Workers’ Earnings Growth Exceeds Inflation for First Time in 2 Years

U.S. workers’ median weekly earnings have grown faster than inflation over the last year.

The usual weekly earnings of full-time wage and salary workers in the first quarter were 6.1% higher than they were a year earlier, while the Consumer Price Index for all urban consumers rose 5.8% over the same period, the Bureau of Labor Statistics (BLS) said in a Tuesday (April 18) press release.

During the first quarter, the usual weekly earnings of these workers reached $1,100, according to the release.

This marks a turnaround from the last two years, in which wage gains had been running slower than inflation increases, Bloomberg reported Tuesday.
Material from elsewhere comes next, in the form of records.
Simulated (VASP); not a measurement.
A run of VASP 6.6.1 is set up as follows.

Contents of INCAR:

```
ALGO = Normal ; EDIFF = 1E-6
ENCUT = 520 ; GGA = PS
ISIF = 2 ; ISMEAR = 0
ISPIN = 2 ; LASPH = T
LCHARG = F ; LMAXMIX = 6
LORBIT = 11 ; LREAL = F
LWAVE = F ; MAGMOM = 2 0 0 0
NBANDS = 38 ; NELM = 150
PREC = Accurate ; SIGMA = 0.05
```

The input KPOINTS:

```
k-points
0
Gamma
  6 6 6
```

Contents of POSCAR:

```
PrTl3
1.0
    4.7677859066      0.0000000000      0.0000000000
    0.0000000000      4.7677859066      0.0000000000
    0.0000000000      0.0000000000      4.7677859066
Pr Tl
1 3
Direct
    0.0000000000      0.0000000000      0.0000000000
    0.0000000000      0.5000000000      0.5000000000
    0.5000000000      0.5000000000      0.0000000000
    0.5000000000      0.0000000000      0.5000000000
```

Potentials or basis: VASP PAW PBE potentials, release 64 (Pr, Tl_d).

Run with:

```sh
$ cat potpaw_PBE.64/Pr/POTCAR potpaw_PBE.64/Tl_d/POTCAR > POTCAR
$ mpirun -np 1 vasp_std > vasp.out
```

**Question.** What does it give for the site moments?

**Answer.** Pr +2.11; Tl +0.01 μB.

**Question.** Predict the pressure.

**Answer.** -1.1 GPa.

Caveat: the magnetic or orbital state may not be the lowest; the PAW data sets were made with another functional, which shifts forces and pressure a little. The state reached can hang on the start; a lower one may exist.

Now, companies are still offering higher pay to recruit and retain workers during the current labor shortage, even as inflation has been slowing, according to the report.

The faster pace of earnings growth could lead the Federal Reserve to increase interest rates again when the policymakers meet in May, the report said.

For Main Street small and medium-sized businesses (SMBs), the continued wage growth could mean pain ahead.

As PYMNTS reported April 7, wage growth indicates that companies have to keep boosting wages to keep talent on board, battle inflation and bring applications in for roles that are open.

Four in 10 Main Street SMBs said inflation was their top challenge as they head into 2023. Inflation includes not only the prices of the raw materials and the finished goods that line the shelves of these SMBs, but also the operational cost of staffing the businesses themselves.

At the same time, nearly two-thirds of consumers say they’re working jobs that don’t meet their annual salary requirements — and 30% of those consumers say they plan to leave their current role for a new one.

Switching jobs is how many consumers have been able to jump-start their take-home pay. But while 62% of consumers are dissatisfied with their earnings, only one-third think they could successfully switch jobs and find a new position that would both meet their qualifications and satisfy their wage demands, according to “New Reality Check: The Paycheck-to-Paycheck Report: The Employment Edition,” a PYMNTS and LendingClub collaboration.